19 May 2011

Importing SourceForge code into Apache for Jena

The Jena project now has the legal paperwork done for the vast majority of the codebase. It's now time to move the code from SourceForge, where's it's been for almost 10 years (the project was registered November 2001).

During that time, the SourceForge infrastructure has been excellent. We're not moving because of dissatisfaction but because we want to put the post-HP on a solid legal basis where the license and IP situation is well-understood and completely clear. We now have committers in 3 different organisations, and contributions from yet more - it's slowly getting more and more complicated.

The way Apache works is that software is granted to Apache, which grants Apache the right to re-license it. Any software you use from Apache is a license (with IP guarantees etc.) from Apache to you - not between you and the original contributor, so you can when use the software commercially and only need to check one Apache license.

Until now, we have had a setup where any contributions are simply incorporated with the license and conditions of the contributor. It so happens that all the licensed code in the codebase is the same BSD-type license but in using Jena you don't get a single license, you get one from every contributor. For some people who are going to depend on Jena for commercial use or long term big deployment, this matters. We've had a user crawl the codebase to check each of the licenses (as they should but it's just work). With Apache it's different - one license, well-understood legal situation.

Contributors grant software two ways - either a software grant document or when they upload code to a mailing list or to Jira. When you add something to Jira there's a tick box to say you are making the grant to Apache, otherwise while it may illustrate some issue, we can't use it in the codebase.

Apache use subversion so Jena needs to import the code base to svn.

Subversion or git or Mercurial ...

Aside: one question I've been asked is why not a DVCS like git or mercurial. Aapche use Subversion. As I understand it, there are legal matters to consider. Suppose A pushes code to B and B pushes to Apache. A has not necessarily granted the software to Apache - B could check but it's a new burden for B, and pushing to Apache is B's responsibility but B does not own A's contribution. Maybe this will change sometime but at the moment, DVCS works for direct contributor to user licensing (and the user "should" then check every license) but not the consolidation offered by Apache.


Jena has three repositories, Jena in CVS, Jena in SVN and Joseki in CVS. There are active projects in all of them but theer is also a lot of history and legacy. We want to import everything as a record of ownerships, not just copy the latest working copy.

This is the process I have put together:

1. Grab the repositories

SourceForge offer rsync access for backup, with history (the tarballs are just the current state).

2. Convert CVS to SVN

We have a multi-project layout so cvs2svn needs some arguments.

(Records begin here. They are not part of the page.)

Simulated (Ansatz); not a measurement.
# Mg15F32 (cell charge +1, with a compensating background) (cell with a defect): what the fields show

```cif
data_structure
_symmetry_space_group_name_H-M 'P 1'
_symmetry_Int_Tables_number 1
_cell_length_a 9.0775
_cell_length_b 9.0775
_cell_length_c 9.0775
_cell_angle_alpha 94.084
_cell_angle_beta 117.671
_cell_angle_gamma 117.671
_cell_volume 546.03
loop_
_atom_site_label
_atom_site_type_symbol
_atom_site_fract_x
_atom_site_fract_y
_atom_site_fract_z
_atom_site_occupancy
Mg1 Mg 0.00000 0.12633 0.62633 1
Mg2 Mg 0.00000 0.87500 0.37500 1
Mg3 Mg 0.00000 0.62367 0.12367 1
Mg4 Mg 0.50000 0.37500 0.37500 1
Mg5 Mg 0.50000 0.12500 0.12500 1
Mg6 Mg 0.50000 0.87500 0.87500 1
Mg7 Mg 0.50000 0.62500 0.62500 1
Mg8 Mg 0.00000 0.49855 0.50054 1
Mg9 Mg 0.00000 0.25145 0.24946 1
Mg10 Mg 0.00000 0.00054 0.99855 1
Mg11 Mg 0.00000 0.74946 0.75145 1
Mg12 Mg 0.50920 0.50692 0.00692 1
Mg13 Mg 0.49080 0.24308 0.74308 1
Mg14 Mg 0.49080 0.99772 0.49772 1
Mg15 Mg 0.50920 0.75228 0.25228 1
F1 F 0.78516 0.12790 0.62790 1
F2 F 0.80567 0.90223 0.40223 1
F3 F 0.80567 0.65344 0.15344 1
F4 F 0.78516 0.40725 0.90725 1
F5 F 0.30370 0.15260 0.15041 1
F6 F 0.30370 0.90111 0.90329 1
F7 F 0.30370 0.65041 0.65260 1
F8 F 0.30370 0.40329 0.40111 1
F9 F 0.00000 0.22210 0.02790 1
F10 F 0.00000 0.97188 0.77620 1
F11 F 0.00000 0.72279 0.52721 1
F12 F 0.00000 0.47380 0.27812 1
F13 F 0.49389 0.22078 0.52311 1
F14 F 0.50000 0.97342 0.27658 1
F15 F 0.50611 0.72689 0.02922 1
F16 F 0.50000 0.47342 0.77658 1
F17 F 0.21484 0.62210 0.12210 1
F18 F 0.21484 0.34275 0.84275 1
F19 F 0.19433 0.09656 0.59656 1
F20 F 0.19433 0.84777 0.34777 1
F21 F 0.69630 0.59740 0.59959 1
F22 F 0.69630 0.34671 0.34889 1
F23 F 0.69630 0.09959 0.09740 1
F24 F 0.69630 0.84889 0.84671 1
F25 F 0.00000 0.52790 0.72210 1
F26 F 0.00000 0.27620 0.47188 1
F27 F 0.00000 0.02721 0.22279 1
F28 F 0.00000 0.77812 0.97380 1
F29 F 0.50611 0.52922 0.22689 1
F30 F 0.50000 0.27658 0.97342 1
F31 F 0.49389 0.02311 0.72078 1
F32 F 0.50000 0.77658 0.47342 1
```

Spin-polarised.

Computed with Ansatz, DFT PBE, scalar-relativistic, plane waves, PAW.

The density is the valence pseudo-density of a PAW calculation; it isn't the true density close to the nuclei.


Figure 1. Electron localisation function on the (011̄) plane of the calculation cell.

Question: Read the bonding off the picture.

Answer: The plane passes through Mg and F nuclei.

MODS="ARQ BRQL DataGenerator Eyeball EyeballAcceptance Scratch extras grddl gvs iri jena jena-perf jena2 modeljeb owlsyntax rdf-html sparql2sql

SVN=ASF-Jena-CVS   # Destination
CVS=../Jena-CVS    # Local rsync backup

for in $MODS
    echo "==== $m"
    ARGS="$ARGS --encoding=utf8 --encoding=iso-8859-1"
    # Create trunk/branshes/tag structure per project
    ARGS="$ARGS --trunk=$m/trunk --branches=$m/branches --tags=$m/tags"
    cvs2svn $ARGS --existing-svnrepos --svnrepos "$SVN" $CVS/$m

and much the same for Joseki except the modules list is just "Joseki1 Joseki3 Joseki3" and it is much faster.

Dry-run this first : it showed up two problems.

The "--encoding=utf8 --encoding=iso-8859-1" to to get the translation of some people's names right (non-ASCII characters).

A name clash in Joseki couldn't be resolved. Fortunately, it was with some old intermediate binaries so simply deleting from CVS (the joy of CVS using the filesystem layout) was simplest.

3. Dump the repositories

Use "svnadmin dump" and gzip the files. They are going to uploaded to an Apache machine and they are quite large - 3.1G to upload over from my home cable connection (1.5Mbit up).

4. Import to subversion

This step has been done by the Apache Infrastructure team as it requires svnadmin access to the respository. See INFRA-3628 for the details.

It's good to check it's going to do the right thing first. We now have the files for three repositories. We want the imported svn to look like:


so we have a permanent record of the code state at the start of the Aapche svn. After import, active project can be "svn copy"ed out to give the working versions going forward.

To test it's going to work when the apache infrastrucure team so the actual import, I built a local repo in the same layout.

# ---- Create the layout in Apache repository
mkdir -p Layout/incubator/jena/Import/Joseki-CVS
mkdir -p Layout/incubator/jena/Import/Jena-CVS
mkdir -p Layout/incubator/jena/Import/Jena-SVN
svnadmin create ApacheRepo
svn import Layout/ file://$PWD/ApacheRepo -m "Set layout"
rm -rf Layout

then it's juts a matter of inserting the code in the right place:

# --- Imports

# Joseki-CVS
gzip -d < Imports/ASF-Joseki-CVS.svn.gz | \
     svnadmin load --parent-dir incubator/jena/Import/Joseki-CVS $REPO

# Jena-CVS
gzip -d < Imports/ASF-Jena-CVS.svn.gz | \
     svnadmin load --parent-dir incubator/jena/Import/Jena-CVS $REPO

# Jena-SVN
gzip -d < Imports/ASF-Jena-SVN.svn.gz | \
     svnadmin load --parent-dir incubator/jena/Import/Jena-SVN $REPO

The slow bits where csv2svn (it's not bad but it's not instant : an hour or so), the upload to Apache (a couple of hours) and the checking the "svnadmin load" (another couple of hours).

5. Extract working copies

We're keeping the imports unchanged as a record of the starting point at Apache (revision 1124118)

The whole process has been done now - Jena code at Apache